Mathematical Analysis 1

1. The Real Field
Real numbers: ordering, operations, and properties. Bounded and unbounded sets. Upper and lower bounds, supremum and infimum, maximum and minimum. Intervals. Completeness of the real numbers. Density of rational and irrational numbers. Archimedean property and n-th roots. Decimal representation of rational numbers.

2. The Complex Field
Definition of the complex field and its operations. Isomorphism between ℝ and a subfield of ℂ. Algebraic, trigonometric, and exponential forms of complex numbers. Conjugate, modulus, powers, and roots. De Moivre's formula. Fundamental Theorem of Algebra.

3. Cardinality
Cardinality of sets. Equipotent sets. Countability of ℤ, ℚ, and operations on countable sets. Cardinality of the continuum and uncountability of ℝ. Power set and cardinality of (ℕ).

4. Sequences and Limits
Real sequences: convergence, divergence, oscillation. Uniqueness of limits, compactness theorems, Bolzano-Weierstrass theorem. Cauchy criteria. Limits on the extended real line, one-sided limits. Comparison theorems. Indeterminate forms. Monotone sequences, notable limits, the constant e, comparison of infinities and infinitesimals. Limsup, liminf, subsequences, and accumulation points

5. Numerical Series
Definition and convergence of series. Absolute convergence and convergence tests (comparison, root, ratio, condensation). Generalized harmonic series. Positive-term and alternating series. Brief notes on unconditional convergence.

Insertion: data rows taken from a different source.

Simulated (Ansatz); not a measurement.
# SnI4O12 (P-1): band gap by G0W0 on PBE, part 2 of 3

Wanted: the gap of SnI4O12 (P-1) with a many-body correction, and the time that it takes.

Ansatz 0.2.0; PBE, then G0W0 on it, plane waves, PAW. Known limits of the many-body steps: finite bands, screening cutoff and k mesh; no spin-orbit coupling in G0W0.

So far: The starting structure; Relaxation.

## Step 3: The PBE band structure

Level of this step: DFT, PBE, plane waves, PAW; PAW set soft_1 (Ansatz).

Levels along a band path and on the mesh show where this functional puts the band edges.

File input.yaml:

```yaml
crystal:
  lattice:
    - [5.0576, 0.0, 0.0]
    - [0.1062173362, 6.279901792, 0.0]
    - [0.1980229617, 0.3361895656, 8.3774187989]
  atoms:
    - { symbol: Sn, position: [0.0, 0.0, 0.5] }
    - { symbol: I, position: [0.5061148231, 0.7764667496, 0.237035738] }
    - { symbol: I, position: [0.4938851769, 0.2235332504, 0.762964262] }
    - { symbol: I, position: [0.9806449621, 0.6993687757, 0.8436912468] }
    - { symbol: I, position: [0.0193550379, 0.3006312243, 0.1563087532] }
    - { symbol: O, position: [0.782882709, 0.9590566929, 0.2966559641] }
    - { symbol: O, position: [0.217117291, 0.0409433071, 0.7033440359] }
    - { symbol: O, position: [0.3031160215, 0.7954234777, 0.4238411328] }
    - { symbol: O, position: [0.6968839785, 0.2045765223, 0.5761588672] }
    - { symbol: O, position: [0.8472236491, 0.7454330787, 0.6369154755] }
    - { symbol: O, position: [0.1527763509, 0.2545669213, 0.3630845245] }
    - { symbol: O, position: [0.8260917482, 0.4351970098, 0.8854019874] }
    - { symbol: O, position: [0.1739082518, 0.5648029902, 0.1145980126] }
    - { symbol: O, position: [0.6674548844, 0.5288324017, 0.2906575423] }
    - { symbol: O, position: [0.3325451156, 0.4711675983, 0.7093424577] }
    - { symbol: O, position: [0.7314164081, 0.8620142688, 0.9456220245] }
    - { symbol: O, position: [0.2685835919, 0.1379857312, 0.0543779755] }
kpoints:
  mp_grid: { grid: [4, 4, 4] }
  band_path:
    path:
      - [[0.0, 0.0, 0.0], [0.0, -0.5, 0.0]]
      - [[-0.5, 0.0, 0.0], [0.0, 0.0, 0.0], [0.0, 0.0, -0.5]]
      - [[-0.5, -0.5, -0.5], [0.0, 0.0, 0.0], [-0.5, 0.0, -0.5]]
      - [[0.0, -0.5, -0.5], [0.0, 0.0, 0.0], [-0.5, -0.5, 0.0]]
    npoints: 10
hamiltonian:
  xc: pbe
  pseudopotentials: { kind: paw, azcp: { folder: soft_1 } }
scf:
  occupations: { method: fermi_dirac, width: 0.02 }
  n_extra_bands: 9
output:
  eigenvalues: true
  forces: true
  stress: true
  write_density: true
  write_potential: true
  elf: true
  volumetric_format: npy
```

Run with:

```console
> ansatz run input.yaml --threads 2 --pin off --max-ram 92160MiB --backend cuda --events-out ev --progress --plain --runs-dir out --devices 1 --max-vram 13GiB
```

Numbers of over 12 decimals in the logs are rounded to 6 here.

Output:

6. Function Limits and Continuity
Limits of real functions, sequences, and compositions. Bounded functions and their extrema. Fundamental limit theorems. Asymptotes, infinitesimals, continuity and types of discontinuity. Monotonic functions and continuous inverses. Uniform continuity and Heine-Cantor theorem. Lipschitz functions and semicontinuity.

7. Differential Calculus (One Variable)
Derivatives and continuity. Non-differentiable points. Differentiation rules and derivatives of compositions and inverse functions. Sign of the derivative, local extrema. Fermat's, Rolle's, Lagrange's, and Cauchy's theorems. Higher-order derivatives, Taylor's formulas. Convexity and inflection points. Qualitative graph analysis.

8. Integral Calculus (Riemann)
Indefinite integral and main integration techniques. Riemann integrability, geometric meaning. Properties of the definite integral. Fundamental Theorem of Calculus. Integral functions and their derivatives. Improper integrals and convergence criteria. Qualitative analysis of functions defined by integrals.